2023-09-06 18:24·Xinhua News Agency
by Xinhua News Agency

A U.S. military vehicle runs past the Tal Tamr area in the countryside of Hasakah province, northeastern Syria, on Nov. 14, 2019. (Str/Xinhua)

A new report Xinhua News Agency's think tank released here on Tuesday reveals how the United States uses military hegemony to violate the principle of sovereignty.

In the report titled Origins, Facts and Perils of U.S. Military Hegemony, Xinhua Institute outlines the formation of the U.S. military hegemony, summarizes the means Washington adopted to maintain it, and delves into its perils by presenting facts and data.

"Since the Declaration of Independence in 1776, U.S. foreign military interventions through direct invasion by force have spread across the globe," said the report.

According to a Tufts University report, the United States undertook nearly 400 military interventions globally between 1776 and 2019, 34 percent of which were in Latin America and the Caribbean, 23 percent in East Asia and the Pacific, 14 percent in the Middle East and North Africa, and 13 percent in Europe and Central Asia.

This photo taken on July 14, 2023 shows cluster bomblets left by the U.S. military during the Vietnam war at a museum in Hanoi, Vietnam. (Photo by Pham Dinh Duc/Xinhua)

Currently, U.S. military interventions in the Middle East and North Africa as well as sub-Saharan Africa are on the rise, the Tufts University report added.

In addition to direct military invasions, the United States has also subverted lawful governments, exercised extraterritorial jurisdiction, and violated the airspace and territorial waters of other countries, according to the report of Xinhua Institute.

From 1947 to 1989, the United States carried out 64 covert operations of subversion and six overt ones in other countries, regardless of whether they were enemies or allies, or what political system they had adopted, the Xinhua Institute report said, quoting in "Covert Regime Change: America's Secret Cold War," written by the Boston College political scientist Lindsey O'Rourke.

Following the end of the Cold War, the United States undertook subversive operations in several countries, including Haiti, Afghanistan, Iraq, Libya, Syria, and Venezuela, said the report.

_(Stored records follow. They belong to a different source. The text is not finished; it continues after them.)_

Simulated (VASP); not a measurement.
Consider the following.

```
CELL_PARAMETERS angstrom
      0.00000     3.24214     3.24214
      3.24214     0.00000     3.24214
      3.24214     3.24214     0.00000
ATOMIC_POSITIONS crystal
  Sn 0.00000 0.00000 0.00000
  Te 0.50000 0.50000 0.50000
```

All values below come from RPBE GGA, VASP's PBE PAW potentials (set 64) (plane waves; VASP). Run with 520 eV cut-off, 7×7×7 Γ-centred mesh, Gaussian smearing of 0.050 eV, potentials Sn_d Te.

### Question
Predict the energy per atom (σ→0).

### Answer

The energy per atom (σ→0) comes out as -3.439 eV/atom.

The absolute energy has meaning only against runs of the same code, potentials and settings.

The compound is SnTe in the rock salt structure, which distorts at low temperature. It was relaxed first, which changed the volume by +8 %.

"It is common for U.S. military personnel to violate the local laws of the countries in which they are stationed. However, the U.S. government has tried to avoid subjecting U.S. military personnel to the jurisdiction of local governments, causing serious violations of judicial sovereignty of the countries in which they are stationed," said the report.

The report mentioned that a South Korean media outlet reported in 2017 that the non-prosecution rate for crimes committed by U.S. military personnel stationed in South Korea stands at a whopping 70.7 percent and the figure for violent crimes, including murder, rape and robbery, is even higher at 81.3 percent.

People rally to protest against the planned South Korea-U.S. military drills in Seoul, South Korea, Aug. 13, 2022.  (NEWSIS via Xinhua)

"In order to preserve its freedom to conduct military deployment worldwide, the United States began implementing 'freedom of navigation' in 1979 to threaten and undermine the sovereignty of other nations' territorial waters," said the report.